Sure. And we had a Supreme Court that ruled in 1896’s Plessy v. Ferguson that separate but equal was constitutional, ushering in seven decades of Jim Crow discrimination and violence. It would take 11 years after Marshall succeeded with Brown v. The Board of Education for Congress to pass the Voting Rights Act in 1965. That has been substantially weakened in recent years by partisan efforts substantially aided by none other than Marshall’s successor, Clarence Thomas.
One of the experts in “Becoming Thurgood” observed that Marshall’s impact means “the difference between remaining where we were and being where we are — the progress that we’ve made, I think.” An honorable, accurate summation of a legacy engrossingly laid out in this economically presented hour.
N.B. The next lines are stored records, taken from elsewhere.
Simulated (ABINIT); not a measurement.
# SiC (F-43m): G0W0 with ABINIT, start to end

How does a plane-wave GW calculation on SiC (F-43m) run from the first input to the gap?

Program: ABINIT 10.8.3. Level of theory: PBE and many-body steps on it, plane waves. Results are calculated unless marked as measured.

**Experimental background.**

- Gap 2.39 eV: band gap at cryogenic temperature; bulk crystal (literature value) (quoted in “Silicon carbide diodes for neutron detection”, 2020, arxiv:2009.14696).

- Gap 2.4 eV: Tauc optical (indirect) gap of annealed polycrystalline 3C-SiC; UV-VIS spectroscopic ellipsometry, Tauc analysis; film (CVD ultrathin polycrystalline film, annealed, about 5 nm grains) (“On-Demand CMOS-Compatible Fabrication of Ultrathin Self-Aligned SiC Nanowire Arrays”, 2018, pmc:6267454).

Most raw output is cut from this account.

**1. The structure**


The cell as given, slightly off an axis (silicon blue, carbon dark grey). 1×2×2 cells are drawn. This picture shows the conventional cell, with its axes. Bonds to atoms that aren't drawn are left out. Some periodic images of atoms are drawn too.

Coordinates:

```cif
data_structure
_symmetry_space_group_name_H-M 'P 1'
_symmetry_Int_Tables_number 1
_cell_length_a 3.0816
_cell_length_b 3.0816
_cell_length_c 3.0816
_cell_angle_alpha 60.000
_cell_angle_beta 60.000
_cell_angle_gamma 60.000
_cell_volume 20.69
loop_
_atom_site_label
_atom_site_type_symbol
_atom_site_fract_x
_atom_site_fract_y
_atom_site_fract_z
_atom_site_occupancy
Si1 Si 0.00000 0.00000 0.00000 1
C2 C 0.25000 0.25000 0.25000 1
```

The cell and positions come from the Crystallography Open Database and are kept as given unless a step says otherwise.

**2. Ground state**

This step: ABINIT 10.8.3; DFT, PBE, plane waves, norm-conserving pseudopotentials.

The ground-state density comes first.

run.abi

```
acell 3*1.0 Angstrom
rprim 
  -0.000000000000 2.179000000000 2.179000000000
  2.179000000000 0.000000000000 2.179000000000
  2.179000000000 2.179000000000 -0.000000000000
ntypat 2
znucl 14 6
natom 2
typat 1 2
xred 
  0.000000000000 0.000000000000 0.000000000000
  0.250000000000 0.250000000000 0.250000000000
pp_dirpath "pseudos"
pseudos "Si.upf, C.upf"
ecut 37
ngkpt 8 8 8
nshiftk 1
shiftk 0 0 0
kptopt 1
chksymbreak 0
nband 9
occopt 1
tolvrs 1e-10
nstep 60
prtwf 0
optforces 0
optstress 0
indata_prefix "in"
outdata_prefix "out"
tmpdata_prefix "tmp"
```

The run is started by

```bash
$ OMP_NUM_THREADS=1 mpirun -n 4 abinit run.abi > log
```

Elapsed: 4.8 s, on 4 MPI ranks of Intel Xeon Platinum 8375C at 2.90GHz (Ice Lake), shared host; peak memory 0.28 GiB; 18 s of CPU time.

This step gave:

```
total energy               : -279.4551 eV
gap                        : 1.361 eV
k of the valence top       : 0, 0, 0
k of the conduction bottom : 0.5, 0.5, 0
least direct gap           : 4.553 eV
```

But the film also left me pessimistic about where we’re headed. Marshall was a once-in-a-century jurist whose hard-earned, wide-reaching work is steadily being dismantled by a court stacked with judges farther to the right of Barrett. Presenting her as the face of reasonability makes sense. “We’re a passive institution in that regard,” she tells O’Donnell, explaining that the court doesn’t pick cases. “And the cases that people litigate . . . they only bother to litigate the things that they’re really, truly disagreeing about that they feel passionately about. And then those are the cases that we see.”
You might never guess someone so blandly reassuring is participating in such monumental damage.
“Becoming Thurgood: America’s Social Architect” is available to stream on PBS.org and the PBS app.